I spent a delightful week in Seoul, South Korea, to attend the MobiSys annual conference. In the process I explored the city, took two hikes, and captured a nice gallery of photos. After the break, a few highlights and observations.
- I strolled through a huge market that sold nothing but dried fish, dried shellfish, and dried seaweed – mostly, teeny tiny fish, or ground fish. Incongruously, in the middle of the market was a British couple making crepes for passing customers.
- I walked half of the Namsan Circuit, which circumnavigates the verdant Namsan Hill park in the center of the city, then walked up and over the hill, following the restored ruins of the ancient city walls.
- On a blue-sky day I hiked with a friend to the top of Baegundae Mountain, on the northern edge of the city; we were lucky to conclude the hike before noon because there were hundreds of people ascending as we came down. The views were spectacular and the summit terrain impressively steep.
- Early one morning I explored the streets of the Bukchon neighborhood, with its traditional hanok-style houses and picturesque alleys and tiny gardens.
- With a former postdoc I toured the two major palaces – Changdeokgung and Geyongbokgung, including the secret gardens at the latter. Beautifully restored, these extensive palaces date back to ~1400 C.E.
- I experienced so many new tastes in a delectable set of meals, from a tiny noodle shop in the Insadong neighborhood, to an intensely innovative meal at Jungstix cafe (below), to a series of traditional Korean dinners with a dozen or more dishes.
- I explored the peaceful grounds of the Bongeunsa Buddhist temple, right across the street from my hotel.
- I rode to the top of the tallest building in Korea – the 6th tallest building in the world – for sunset views from their observation deck. Magical!
- Although it was chilly and rainy for the first few days, the final four days were beautiful – sunny and perfect temperature. I’m told I was lucky to avoid the air pollution that sometimes blows in from China.
- Seoul is incredibly well organized, easy to navigate, clean, and pleasant.
- The metro system is efficient, organized, easy to use, supportive of people with disability, and spotlessly clean.

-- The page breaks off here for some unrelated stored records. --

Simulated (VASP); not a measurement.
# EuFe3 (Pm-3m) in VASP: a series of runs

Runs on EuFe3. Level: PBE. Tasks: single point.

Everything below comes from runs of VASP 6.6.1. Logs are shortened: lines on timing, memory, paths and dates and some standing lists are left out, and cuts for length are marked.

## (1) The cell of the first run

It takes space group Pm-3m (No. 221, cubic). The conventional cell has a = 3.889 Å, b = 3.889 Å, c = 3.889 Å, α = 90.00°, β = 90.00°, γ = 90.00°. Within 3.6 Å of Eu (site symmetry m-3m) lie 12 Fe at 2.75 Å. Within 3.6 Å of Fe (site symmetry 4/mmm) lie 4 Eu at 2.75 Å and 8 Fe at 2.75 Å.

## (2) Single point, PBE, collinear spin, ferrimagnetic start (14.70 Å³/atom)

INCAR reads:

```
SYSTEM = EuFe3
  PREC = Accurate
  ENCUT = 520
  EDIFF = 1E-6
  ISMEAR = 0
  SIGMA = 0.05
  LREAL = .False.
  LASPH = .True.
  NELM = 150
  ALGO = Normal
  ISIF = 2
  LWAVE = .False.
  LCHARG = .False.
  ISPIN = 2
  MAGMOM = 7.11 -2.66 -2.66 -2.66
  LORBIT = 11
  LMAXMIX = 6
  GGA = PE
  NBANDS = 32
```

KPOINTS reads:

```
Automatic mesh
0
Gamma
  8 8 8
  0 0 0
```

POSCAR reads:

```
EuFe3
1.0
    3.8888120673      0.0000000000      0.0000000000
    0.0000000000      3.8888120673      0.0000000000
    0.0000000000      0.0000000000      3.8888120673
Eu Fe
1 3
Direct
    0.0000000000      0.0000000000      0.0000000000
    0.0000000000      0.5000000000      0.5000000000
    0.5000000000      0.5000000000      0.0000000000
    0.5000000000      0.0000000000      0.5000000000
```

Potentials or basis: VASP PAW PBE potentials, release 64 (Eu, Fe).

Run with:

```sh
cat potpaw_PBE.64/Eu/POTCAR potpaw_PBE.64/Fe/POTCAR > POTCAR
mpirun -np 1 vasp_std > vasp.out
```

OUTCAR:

- On the metro I once watched an elderly man enter the train with cane. Although the car was mostly empty, people stood up to give him a seat. Between stops, he stood up, used both hands to grasp the handrail overhead, swung back and forth a few times, then did six overhand pull-ups!
- Indeed, on both hikes I saw numerous 70-something people out walking or hiking. A very fit population!
- The Namsan Circuit is a paved pathway through a peaceful, green park, encircling Namsan Hill. I was there in early morning and shared the path mostly with older adults out for their morning walk; they would pause at the periodic exercise stations to work out on the various machines, or take off their shoes to walk on the red clay path. The park is immaculately kept – workers were busy picking up every dropped leave or broken branch. I diverted from my circumnavigation to climb the steep steps to the summit of the hill, where I found the top of the cable-car station and a tourist tower that enables visitors to take in the view over the city – at the station there were thousands of locks clipped to the railings, more than I’ve ever seen at similar sites around the world. I needed video to really capture the immense collection.